New York was no mere city. It was instead an infinitely romantic notion …
— Joan Didion, Slouching Towards Bethlehem

Notions of romance—and Didion—were indeed in the air in Greenwich Village last Tuesday night as guests packed the Waverly Inn for AIR MAIL’s book party in celebration of Lili Anolik’s Didion and Babitz.

Anolik, an AIR MAIL Writer at Large, has a rich history with the Pacific pair. In her 2019 biography, Hollywood’s Eve, she helped deliver Babitz from the relative obscurity into which she’d fallen despite having formerly been an eminent commentator on Los Angeles life in the 1960s and 1970s. Among other things, Anolik revealed how Babitz, with her days as an It Girl on the wane, was discovered for her singular writing on the shifting cultural tides in her home city. Babitz’s champion? None other than Didion, by then a literary force in her own right.

Babitz and Didion’s unlikely friendship—and, later, mutual bitterness—is laid bare in all its complexity in Didion and Babitz. The dual biography draws heavily on archival letters written by Babitz and found sealed away in cardboard boxes in her decrepit apartment after her death, in December 2021.

One couldn’t help but wish that the L.A. Women themselves were surveying Tuesday’s scene from a dimly lit corner. (When asked whom she’d rather have as a guest at the party, Anolik answered, “Both,” and noted that Babitz would “probably go home with somebody famous” and that “Joan was the great party guest … She was at every great party in L.A. from 1967 to 1988.”)

Both writers’ absence was deeply felt in the form of unanswered questions about the party and its attendees. How might director Sofia Coppola, seen chatting with designer Anna Sui and AIR MAIL Look Editor Linda Wells, take shape in a Didion essay? Where would actor Justin Theroux, making the rounds with his fiancée, Nicole Brydon Bloom, appear in Babitz’s pages? Why did everyone’s skin look so good?

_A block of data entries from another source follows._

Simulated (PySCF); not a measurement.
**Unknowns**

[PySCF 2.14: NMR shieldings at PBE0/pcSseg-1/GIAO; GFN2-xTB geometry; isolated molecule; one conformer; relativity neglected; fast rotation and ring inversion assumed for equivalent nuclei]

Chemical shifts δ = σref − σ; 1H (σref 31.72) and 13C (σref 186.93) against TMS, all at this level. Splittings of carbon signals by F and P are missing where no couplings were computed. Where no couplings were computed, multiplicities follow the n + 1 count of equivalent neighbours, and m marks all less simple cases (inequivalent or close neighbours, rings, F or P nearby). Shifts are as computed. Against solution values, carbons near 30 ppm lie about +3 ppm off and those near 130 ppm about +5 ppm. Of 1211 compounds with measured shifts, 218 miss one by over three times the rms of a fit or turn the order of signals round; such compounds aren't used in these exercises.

For Anolik, a sponge for details in her own right, being a fly on the wall was impossible because of the knotted swarm of guests jockeying for a word with her. The View co-host Joy Behar arrived with her husband, Steve Janowitz, their pet dog trailing closely behind, just before millennial influencer Caroline Calloway burst onto the scene, hair bedecked with flower petals. Others overflowed from the crowded bar area onto the sidewalk: television hosts Megyn Kelly and Stephanie Ruhle; editors Terry McDonell, David Haskell, Tom Beer, Aimée Bell, David Friend, and Ash Carter; authors Emma Cline, Geoff Dyer, Josh Duboff, and David Lipsky (seen fighting with Calloway); and writers Vanessa Grigoriadis, Sloane Crosley, Naomi Fry, Jon-Jon Goulian, Shawn McCreesh, Bruce Handy, George Kalogerakis, David Kamp, Nate Freeman, and Charlotte Klein.

Also inclining toward Anolik were socialite Olivia Palermo, former Red Hot Chili Peppers guitarist Josh Klinghoffer, producers Karah Preiss and Laura Bickford, book publicist Sandi Mendelson, actresses Molly Ringwald and Jaimie Alexander, and former Viacom C.E.O. Tom Freston.

Both Didion and Babitz are gone now, having died less than a week apart in 2021. And it doesn’t take a genius to see that the milieu both understood so well has evaporated, too. Implausible though it may seem, their Los Angeles is the stuff of history.

But, for a brief couple of hours on Tuesday night, if you were willing to suspend your disbelief and pretend that the autumn breeze rushing off the Hudson was actually the Santa Ana winds, and that New York is in possession of a riot of characters like Anolik rather than a precious few—you could fool yourself into thinking that, were Babitz and Didion still around, it was a party they would have liked to write about.